BeautifulSoup vs. real-world HTML comments

John Nagle

The syntax that browsers understand as HTML comments is much less
restrictive than what BeautifulSoup understands. I keep running into
sites with formally incorrect HTML comments which are parsed happily
by browsers. Here's yet another example, this one from
"http://www.webdirectory.com". The page starts like this:
<!Hello there! Welcome to The Environment Directory!>
<!Not too much exciting HTML code here but it does the job! >
<!See ya, - JD >

<HTML><HEAD>
<TITLE>Environment Web Directory</TITLE>
Those are, of course, invalid HTML comments. But Firefox, IE, etc. handle them
without problems.

BeautifulSoup can't parse this page usefully at all.
It treats the entire page as a text chunk. It's actually
HTMLParser that parses comments, so this is really an HTMLParser
level problem.
John Nagle

Apr 4 '07 #1

Subscribe Post Reply

3146

Carl Banks

On Apr 4, 2:08 pm, John Nagle <n...@animats.comwrote:

The syntax that browsers understand as HTML comments is much less
restrictive than what BeautifulSoup understands. I keep running into
sites with formally incorrect HTML comments which are parsed happily
by browsers. Here's yet another example, this one from
"http://www.webdirectory.com". The page starts like this:

<!Hello there! Welcome to The Environment Directory!>
<!Not too much exciting HTML code here but it does the job! >
<!See ya, - JD >

<HTML><HEAD>
<TITLE>Environment Web Directory</TITLE>

Those are, of course, invalid HTML comments. But Firefox, IE, etc. handle them
without problems.

BeautifulSoup can't parse this page usefully at all.
It treats the entire page as a text chunk. It's actually
HTMLParser that parses comments, so this is really an HTMLParser
level problem.

Google for a program called "tidy". Install it, and run it as a
filter on any HTML you download. "tidy" has invested in it quite a
bit of work understanding common bad HTML and how browsers deal with
it. It would be pointless to duplicate that work in the Python
standard library; let HTMLParser be small and tight, and outsource the
handling of floozy input to a dedicated program.
Carl Banks

Apr 4 '07 #2

Robert Kern

Carl Banks wrote:

On Apr 4, 2:08 pm, John Nagle <n...@animats.comwrote:

>BeautifulSoup can't parse this page usefully at all.
It treats the entire page as a text chunk. It's actually
HTMLParser that parses comments, so this is really an HTMLParser
level problem.

Google for a program called "tidy". Install it, and run it as a
filter on any HTML you download. "tidy" has invested in it quite a
bit of work understanding common bad HTML and how browsers deal with
it. It would be pointless to duplicate that work in the Python
standard library; let HTMLParser be small and tight, and outsource the
handling of floozy input to a dedicated program.

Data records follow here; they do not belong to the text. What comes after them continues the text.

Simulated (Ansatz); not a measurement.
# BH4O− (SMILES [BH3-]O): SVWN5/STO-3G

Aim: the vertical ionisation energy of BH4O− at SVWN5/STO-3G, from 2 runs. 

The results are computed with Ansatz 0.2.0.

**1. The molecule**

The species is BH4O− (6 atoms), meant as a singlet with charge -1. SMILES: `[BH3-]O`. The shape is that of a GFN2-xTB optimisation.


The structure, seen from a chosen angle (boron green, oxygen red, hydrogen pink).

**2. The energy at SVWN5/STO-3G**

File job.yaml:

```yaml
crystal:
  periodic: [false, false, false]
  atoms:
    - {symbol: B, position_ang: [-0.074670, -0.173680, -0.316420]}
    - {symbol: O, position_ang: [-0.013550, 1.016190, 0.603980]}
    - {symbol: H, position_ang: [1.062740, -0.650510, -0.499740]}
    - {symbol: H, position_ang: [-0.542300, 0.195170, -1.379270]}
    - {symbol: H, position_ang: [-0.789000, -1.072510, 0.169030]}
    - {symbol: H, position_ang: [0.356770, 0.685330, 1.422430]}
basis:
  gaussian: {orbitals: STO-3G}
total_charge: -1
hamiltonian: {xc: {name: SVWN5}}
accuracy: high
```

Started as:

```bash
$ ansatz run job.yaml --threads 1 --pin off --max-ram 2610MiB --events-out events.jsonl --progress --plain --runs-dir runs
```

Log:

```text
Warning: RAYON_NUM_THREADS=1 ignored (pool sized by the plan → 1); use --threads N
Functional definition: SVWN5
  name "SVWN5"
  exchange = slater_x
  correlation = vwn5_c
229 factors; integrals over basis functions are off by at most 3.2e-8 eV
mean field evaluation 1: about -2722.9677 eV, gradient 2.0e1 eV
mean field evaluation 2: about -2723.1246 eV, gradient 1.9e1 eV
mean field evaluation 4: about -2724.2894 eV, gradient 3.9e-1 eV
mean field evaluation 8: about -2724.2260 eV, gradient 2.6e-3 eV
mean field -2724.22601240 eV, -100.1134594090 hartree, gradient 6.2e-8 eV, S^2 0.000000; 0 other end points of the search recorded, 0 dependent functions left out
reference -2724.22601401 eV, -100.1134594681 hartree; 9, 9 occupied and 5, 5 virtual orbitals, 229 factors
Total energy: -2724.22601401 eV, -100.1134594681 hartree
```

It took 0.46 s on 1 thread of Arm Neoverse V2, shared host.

Well, BeautifulSoup is just such a dedicated library. However, it defers its
handling of comments to HTMLParser. That's the problem.

--
Robert Kern

"I have come to believe that the whole world is an enigma, a harmless enigma
that is made terrible by our own mad attempt to interpret it as though it had
an underlying truth."
-- Umberto Eco

Apr 4 '07 #3

irstas

Carl Banks wrote:

On Apr 4, 2:08 pm, John Nagle <n...@animats.comwrote:
The syntax that browsers understand as HTML comments is much less
restrictive than what BeautifulSoup understands. I keep running into
sites with formally incorrect HTML comments which are parsed happily
by browsers. Here's yet another example, this one from
"http://www.webdirectory.com". The page starts like this:

<!Hello there! Welcome to The Environment Directory!>
<!Not too much exciting HTML code here but it does the job! >
<!See ya, - JD >

<HTML><HEAD>
<TITLE>Environment Web Directory</TITLE>

Those are, of course, invalid HTML comments. But Firefox, IE, etc. handle them
without problems.

BeautifulSoup can't parse this page usefully at all.
It treats the entire page as a text chunk. It's actually
HTMLParser that parses comments, so this is really an HTMLParser
level problem.

Google for a program called "tidy". Install it, and run it as a
filter on any HTML you download. "tidy" has invested in it quite a
bit of work understanding common bad HTML and how browsers deal with
it. It would be pointless to duplicate that work in the Python
standard library; let HTMLParser be small and tight, and outsource the
handling of floozy input to a dedicated program.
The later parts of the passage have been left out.